Hi,

I face a problem some time now (not a homework problem) and I believe it is related to matrix perturbations and how the null space behaves in these cases.

The distilled version of the problem is the following:

Let $\mathbf{A} \in \mathbb{C}^{n \times m}$ where $n < m$. Define as $\mathcal{N}(\mathbf{A})$ an orthonormal basis of the null space of the matrix $\mathbf{A}$ obtained from the singular value decomposition. Let $\mathbf{\tilde{A}}$ a perturbed version of $\mathbf{A}$. It has the same dimensions as $\mathbf{A}$. I am interested in what happens to the quantity:

$T = \frac{||\mathbf{\tilde{A}} \cdot \mathbf{N}||}{||\mathbf{\tilde{A}}||}$

where $|| \cdot ||$ is the spectral norm and $\mathbf{N} \in \mathcal{N}(\mathbf{A})$.

The intuition behind this quantity is:

Assume I have a linear system $\mathbf{y} = \mathbf{A} \cdot \mathbf{x}$. I am allowed to use a matrix $\mathbf{N}$ such that I perform the operation $\mathbf{y} = \mathbf{A} \cdot \mathbf{N} \cdot \mathbf{x}$ and achieve $||\mathbf{A}\cdot\mathbf{N}\cdot \mathbf{x}||_2$=0, $\forall \mathbf{x} \in \mathcal{C}^{(m-n) \times 1}$. Then, I should use $\mathbf{N} \in \mathcal{N}(A)$ ($\mathbf{y}=0$ always).

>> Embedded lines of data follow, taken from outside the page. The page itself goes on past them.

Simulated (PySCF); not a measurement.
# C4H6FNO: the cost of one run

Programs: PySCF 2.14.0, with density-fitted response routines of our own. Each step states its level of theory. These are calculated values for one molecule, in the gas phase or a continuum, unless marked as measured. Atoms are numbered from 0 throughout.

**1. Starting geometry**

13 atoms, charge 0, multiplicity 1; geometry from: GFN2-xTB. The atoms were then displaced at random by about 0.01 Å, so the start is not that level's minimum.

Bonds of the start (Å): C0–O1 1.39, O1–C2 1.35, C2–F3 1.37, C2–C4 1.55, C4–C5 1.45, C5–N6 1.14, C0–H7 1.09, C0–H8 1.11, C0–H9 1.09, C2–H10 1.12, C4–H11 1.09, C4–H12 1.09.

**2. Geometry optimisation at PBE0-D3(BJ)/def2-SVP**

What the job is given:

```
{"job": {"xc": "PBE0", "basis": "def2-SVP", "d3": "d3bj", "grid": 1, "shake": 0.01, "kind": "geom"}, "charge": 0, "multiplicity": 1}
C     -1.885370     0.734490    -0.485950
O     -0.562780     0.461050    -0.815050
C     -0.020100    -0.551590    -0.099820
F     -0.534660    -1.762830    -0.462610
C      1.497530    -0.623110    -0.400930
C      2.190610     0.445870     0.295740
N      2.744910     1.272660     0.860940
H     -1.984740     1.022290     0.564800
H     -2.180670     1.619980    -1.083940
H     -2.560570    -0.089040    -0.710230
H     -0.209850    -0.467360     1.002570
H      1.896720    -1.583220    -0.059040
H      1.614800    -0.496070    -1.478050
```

Yet, there is an uncertainty about the actual matrix of the system. I know $\mathbf{A}$ but the actual matrix is $\mathbf{\tilde{A}}$. How much do I "gain" by using a matrix $\mathbf{N} \in \mathcal{N}(A)$ and not just ignore that I have this matrix? Specifically:

\begin{align} T &= \frac{\max\limits_{\mathbf{x}:|| \mathbf{x}||=1}||\mathbf{\tilde{A}} \cdot \mathbf{N} \cdot \mathbf{x}||}{\max\limits_{\mathbf{x}:||\mathbf{x}||=1}||\mathbf{\tilde{A}} \cdot \mathbf{x}||} \end{align}

This is the same as:

$T = \frac{||\mathbf{\tilde{A}} \cdot \mathbf{N}||}{||\mathbf{\tilde{A}}||}$

If $\mathbf{N}$ is still close to the null space of $\mathbf{\tilde{A}}$, then T will be small, otherwise it will be big (always less or equal to 1).

Questions:

1) An issue that I have with the above formulation has to do with the uniqueness of $\mathcal{N}(\mathbf{A})$ as obtained from the SVD. I guess that it is unique up to permutations and linear combinations of the columns (characteristic inherited from the SVD properties). So, T seems not to be well-defined. Is there a way to remove this ambiguity?

2) I am interested on the rate of convergence, or on a bound of the quantity T as a function of the perturbation. I guess that specific assumptions need to be made about the perturbation, but do any assumptions you want. For example, if we have a perturbation of $\mathbf{\tilde{A}} = \mathbf{A} + \epsilon \mathbf{I}$, then is is possible to bound T, as a function of $\epsilon$? This is just an example. Maybe something can be said when we assume another perturbation.

Any comment on this problem or a reference on similar problems would be really appreciated!!

Thank you very much for your time,

Best,

Alex